Friday, September 16, 2011

Poetry Friday: French Horn

For a few days only,
the plum tree outside the window
shoulders perfection.
No matter the plums will be small,
eaten only by squirrels and jays.
I feast on the one thing, they on another,
the shoaling bees on a third.
What in this unpleated world isn’t someone’s seduction?
The boy playing his intricate horn in Mahler’s Fifth,
in the gaps between playing,
turns it and turns it, dismantles a section,
shakes from it the condensation
of human passage. He is perhaps twenty.
Later he takes his four bows, his face deepening red,
while a girl holds a viola’s spruce wood and maple
in one half-opened hand and looks at him hard.
Let others clap.
These two, their ears still ringing, hear nothing.
Not the shouts of bravo, bravo,
not the timpanic clamor inside their bodies.
As the plum’s blossoms do not hear the bee
nor taste themselves turned into storable honey
by that sumptuous disturbance.

-- Jane Hirshfield

More Poetry Friday at The Poem Farm.

8 comments:

Enbrethiliel said...

+JMJ+

I absolutely love this poem--and I can't begin to explain why.

Tabatha said...

The ending is delicious!

Amy L V said...

"What in this unpleated world isn’t someone’s seduction?"

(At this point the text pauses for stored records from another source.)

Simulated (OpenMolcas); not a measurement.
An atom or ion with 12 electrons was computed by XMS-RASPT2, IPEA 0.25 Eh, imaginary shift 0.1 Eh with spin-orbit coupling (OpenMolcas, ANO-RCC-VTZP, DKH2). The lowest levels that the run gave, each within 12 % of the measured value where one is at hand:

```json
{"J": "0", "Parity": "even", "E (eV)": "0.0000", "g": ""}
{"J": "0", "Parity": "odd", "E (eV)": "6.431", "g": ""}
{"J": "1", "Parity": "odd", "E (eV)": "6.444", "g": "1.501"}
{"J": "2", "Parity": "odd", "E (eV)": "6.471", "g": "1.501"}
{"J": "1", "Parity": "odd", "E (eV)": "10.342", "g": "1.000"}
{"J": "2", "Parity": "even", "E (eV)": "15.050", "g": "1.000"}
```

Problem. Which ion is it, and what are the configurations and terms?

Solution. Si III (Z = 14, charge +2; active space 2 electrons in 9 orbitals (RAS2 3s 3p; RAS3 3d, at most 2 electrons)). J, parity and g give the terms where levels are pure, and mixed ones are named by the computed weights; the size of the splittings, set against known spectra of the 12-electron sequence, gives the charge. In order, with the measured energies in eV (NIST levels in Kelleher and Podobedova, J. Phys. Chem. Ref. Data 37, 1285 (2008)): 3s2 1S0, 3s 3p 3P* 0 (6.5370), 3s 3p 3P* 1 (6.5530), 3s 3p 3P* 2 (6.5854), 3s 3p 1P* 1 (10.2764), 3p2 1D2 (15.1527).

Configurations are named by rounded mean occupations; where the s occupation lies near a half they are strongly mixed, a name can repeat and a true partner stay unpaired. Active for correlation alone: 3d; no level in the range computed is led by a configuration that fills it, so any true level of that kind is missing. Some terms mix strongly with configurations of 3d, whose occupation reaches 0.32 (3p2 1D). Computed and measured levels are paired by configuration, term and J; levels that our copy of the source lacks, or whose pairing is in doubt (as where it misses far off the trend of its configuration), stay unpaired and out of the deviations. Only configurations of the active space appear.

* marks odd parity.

There is such hope in this, such an acknowledgement of beauty in all of its different shapes and sounds.

A.

Mark DeFrancisis said...

Here is my beloved, hometown orchestra playing the Mahler 5 in its entirety, in Berlin, this past Sunday:

http://youtu.be/Rv6gKituIfY

Enjoy!

I heard them perform this under L. Maazel and M. Jansons. This, however, is my first encounter w/ Honeck's PSO Mahler.

GatheringBooks said...

Poetry of music captured indeed. Thank you for sharing this.

maria horvath said...

"Sumptuous disturbance" -- what a lovely oxymoron.

Rodak said...

Thanks, Pentimento. She is such a beautiful poet!

Pentimento said...

She has a new book out! This was in the New Yorker a couple of years ago, and I'm pretty sure it must be in the new book too.